We’d love all you other Austenites to show yourselves and tell us what you most love about her.

21 thoughts on “Bill curates: Jane Austen’s letters, 1814-1816

  1. Thanks for that article. I’m sure her letters are wonderful. Even the excerpts you show here are lovely – it’s the language. You know, when I’m reading Jane Austen I begin to speak like her characters. Everything is “prodigious”! Also I sit up very straight!

    • I love C19th English, all those sonorous phrases, but when I go to write it I can’t quite pull it off. Perhaps I should try sitting straighter – I could never manage that well brought up young woman’s thing of sitting without touching the chair back.
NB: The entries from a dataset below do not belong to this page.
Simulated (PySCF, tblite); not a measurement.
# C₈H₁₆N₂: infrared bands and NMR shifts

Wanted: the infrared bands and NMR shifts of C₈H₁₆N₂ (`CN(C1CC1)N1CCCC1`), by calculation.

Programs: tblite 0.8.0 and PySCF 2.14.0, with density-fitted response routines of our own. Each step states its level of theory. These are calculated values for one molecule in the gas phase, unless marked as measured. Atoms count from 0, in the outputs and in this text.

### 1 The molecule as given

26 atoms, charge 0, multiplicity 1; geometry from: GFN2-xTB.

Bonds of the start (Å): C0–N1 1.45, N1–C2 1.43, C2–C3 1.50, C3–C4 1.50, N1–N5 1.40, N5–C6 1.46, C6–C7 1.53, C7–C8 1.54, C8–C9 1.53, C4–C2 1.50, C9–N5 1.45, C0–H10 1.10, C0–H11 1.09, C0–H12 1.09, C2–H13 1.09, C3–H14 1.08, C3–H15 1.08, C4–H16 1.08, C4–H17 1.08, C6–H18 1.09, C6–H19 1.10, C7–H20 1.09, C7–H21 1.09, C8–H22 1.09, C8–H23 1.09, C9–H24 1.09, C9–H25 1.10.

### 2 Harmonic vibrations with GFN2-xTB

    • I began reading JA as a teenager, and I know she influenced my vocabulary and writing style. In the diaries in which I poured out my soul (now mercifully all lost to posterity) I used the same sentence structures and all.
      It took university and the influence of the modernists to bring me into the C20th…

  2. Hahaha. How funny that there are THAT many posts in the first month. But I think that was true for me, in early days, too. And I think I’ve said this before, but it’s lovely to see that these older thoughts/ideas/reviews will be revisited.

    I’m not an Austenite/Janeite, but I do have a collection of her letters and I have read all the completed novels. A couple of them more than once. I suppose one thing that I love about her is the fact that even people who do not read a lot, but do at least dabble in literature studies, have read her books and there’s something shared there that one can discuss, even when literary tastes diverge from there. I’ve also enjoyed many of the film adaptations. And I recently LOVED Jo Baker’s Longbourn, even though I’m not generally interested in the books which work to continue on with her stories. Ah, that doesn’t sound suitably thankful for her stories, which I have thoroughly enjoyed. But I’m reluctant to oversell my familiarity because so many people truly love love love her books and the world they portray and I don’t feel I’m part of that devotion.

    • WG is the Janeite, I’m just a dilettante. I thought Longbourn was ok but (and Sue will strike me down for saying this on her blog) I have been listening to and enjoying the entirely ridiculous Mr Darcy’s Daughters.

    • Anyone who really loves her writing and has read al her books, some or all more than once is a devotee I’d say, Buried, because that’s the important stuff. Getting into the nitty gritty that we Janeites/Austenites do is our bit of enjoyment and our wish to understand her as much as we can.

      I liked some aspects of Longbourn, the social history side, but not really what she did with the story.

  3. She didn’t give us a great deal of the good and literary sides of Mr. Collins, did she? And I don’t remember Edmund in Mansfield Park as being distinguished by learning–kindness, perhaps.

    Actually, given her clerical background, I took the “curates” in the title to be a noun, not a verb.

    Truth and fiction: In most novels, one person is making up the fiction. In every society, a great number of very different persons are making up the reality that we call truth. I can remember a great number of notably stupid, clever, kind, or cruel actions that took place before my eyes. Whether any of them would look plausible in a novel would depend entirely on the skill of the author. An example along the Sir Thomas lines comes to mind: a programmer I worked with would play tackle football on the weekends. One Monday he came in to work feeling poorly. When he flew his nose, the skin under one eye puffed out as if there was an egg under it–he had cracked a bone so that the sinus had crack to seep out through. How would that look in a novel?

    • George, I’m the Bill who curates. I’m afraid altar boy is as far as I got in that direction. My father was an Anglican lay preacher and that was enough curates for me. I think JA quite likes Edmund though he’s a bit bossy for me.

    • True, George, about Mr Collins, though I think he liked to think he was literary!

      Haha re “curates”. I should have thought of that.

      And you’re right, the skill of the author, and the genre they’re writing in, play a big role in plausibility.

  4. This was a superb post. Jane Austen was one of the greatest creative minds that ever lived. That quotation about fiction is very insightful as to her thinking and writing I would imagine a peek into these letters would be well worth it. I may spend some time and delve into them myself.